Canadian National showed gains in traffic, revenue, and operating income in the fourth quarter of 2025, the company announced ahead of market openings Thursday.
Financial results (all converted to U.S. dollars) showed revenues of $3.3 billion, a gain of 2% over the same quarter in 2024. Operating income was $1.28 billion, up 6%, with adjusted operating income of $1.31 billion, up 9%. Net income was $920 million, an increase of 9%, with adjusted net income of $940 million, up 12%.
The improvements were aided, executives said during the company’s quarterly earnings call, by comparison to a fourth quarter in 2024 that saw the railroad hurt by work stoppages at Canadian ports, which led port traffic to be diverted to the U.S. and away from CN (NYSE: CNI) crossborder intermodal trains.
Still, said Chief Executive Tracy Robinson, CN “maintained a relentless focus on productivity improvement and increasingly on commercial intensity. These actions drove our 2025 results. They helped us navigate a tough year and have set us up well for when volumes start to grow across the industry again.”
The operating ratio of 61.2% was an improvement of 1.4 points; the adjusted operating ratio of 60.1% was an improvement of 2.5 points. Diluted earnings per share was $1.50, up 12%, and adjusted diluted earnings per share was $1.53, up 14%.
Operating results for the quarter include a 5% increase in gross ton-miles to 118.9 billion and a 4% increase in revenue ton-miles to 61.7 billion. Through dwell decreased by 1% to 7 hours; car velocity increased by 2% to 215 car-miles per day; and through network train speed remained in line with the fourth quarter of 2024 at 19.2 mph. Train length increased by 3%, to 7,868 feet.
“The takeaway from the quarter is straightforward,” said Chief Operating Officer Patrick Whitehead. “We handled more volume with discipline, even under a full month of winter constraints.”
The railroad continues to see impacts from U.S. tariffs, particularly on traffic in forest products, steel, and aluminum, said Chief Commercial Officer Janet Drysdale. Overall, she said, the railroad estimated the impact of tariffs in 2025 was more than $350 million.
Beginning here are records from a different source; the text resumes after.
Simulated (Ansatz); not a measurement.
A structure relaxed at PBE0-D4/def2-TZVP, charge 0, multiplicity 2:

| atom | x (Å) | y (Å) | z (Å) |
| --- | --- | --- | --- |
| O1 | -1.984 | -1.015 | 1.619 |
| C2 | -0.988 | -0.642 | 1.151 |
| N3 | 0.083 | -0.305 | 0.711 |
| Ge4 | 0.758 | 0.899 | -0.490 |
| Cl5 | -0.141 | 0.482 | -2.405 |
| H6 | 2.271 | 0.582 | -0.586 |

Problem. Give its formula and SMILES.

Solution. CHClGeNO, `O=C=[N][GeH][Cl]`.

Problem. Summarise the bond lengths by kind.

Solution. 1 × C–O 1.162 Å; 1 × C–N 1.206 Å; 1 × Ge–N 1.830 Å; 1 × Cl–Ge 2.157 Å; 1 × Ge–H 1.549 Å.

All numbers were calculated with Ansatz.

Tariffs, and the general uncertainty around the U.S.-Canadian trade relationship, are part of the reason the company is only providing general directional guidance for this year rather than a more specific figure. CN says it sees “flattish” volume in 2026, with earnings per share running slightly ahead of volume.
That uncertainty is likely to continue as the U.S. reviews the United States-Mexico-Canada Agreement (USMCA) on trade.
“The biggest risk around the USMCA is uncertainty,” Robinson said. “There’s investment that’s sitting on the sidelines, our customers included, wondering under what rules they’ll be investing in the future and whether they should do that. And I think that as we get an agreement, if it brings the kind of certainty that we all need, then that is an important first step. We are working with all of our industries, all of our customers, to understand the range of options that they look at. So it’s going to be a busy year from that perspective. I’m not equipped to tell you what to expect on where it will land.”
Full-year financial results included revenues of $12.76 billion, an increase of 2% over 2024; operating income of $4.86 billion, up 5%; and net income of $3.48 billion, up 6%. The adjusted operating income of $4.90 billion was also up 5%, while adjusted net income was $3.51 billion, up 6%. The operating ratio for the year was 61.9%, an improvement of 1.5 points.
The railroad plans $2.07 billion in capital spending in 2026, down about $370 million from the previous year. Robinson said that reflects work that has already been done.
“We’ve added considerable capacity to the Vancouver corridor,” Robinson said. “We’ve got work going on at Prince Rupert [port]. We did a very high-return project around the EJ&E” — the Elgin, Joliet & Eastern route around Chicago. “So we’ve got our network set up now for what we see happening.
“We’ve done a lot of work on the locomotive fleet. We’ve gone from the oldest locomotive fleet in the industry to middle of the pack, and we’ll continue to work on that a little bit over time. And we’ve got most of our railcar fleets where we need them. We’re poised.”
Addressing the proposed transcontinental merger of Union Pacific (NYSE: UNP) and Norfolk Southern (NSC), Robinson said the companies have “a long way to go” to address issues with their application, which was rejected by the Surface Transportation Board.
“It is not at all clear that the transaction as proposed addresses many of the questions around the negative impact on competition, as well as the bigger issue of increasing rail competition,” Robinson said. “The concessions required to achieve this will be significant. This should be the focus as UP and NS prepare their refiling. And we’re eager to see how they’ll address these issues in their revised application. I’d say they’ve got a long way to go.”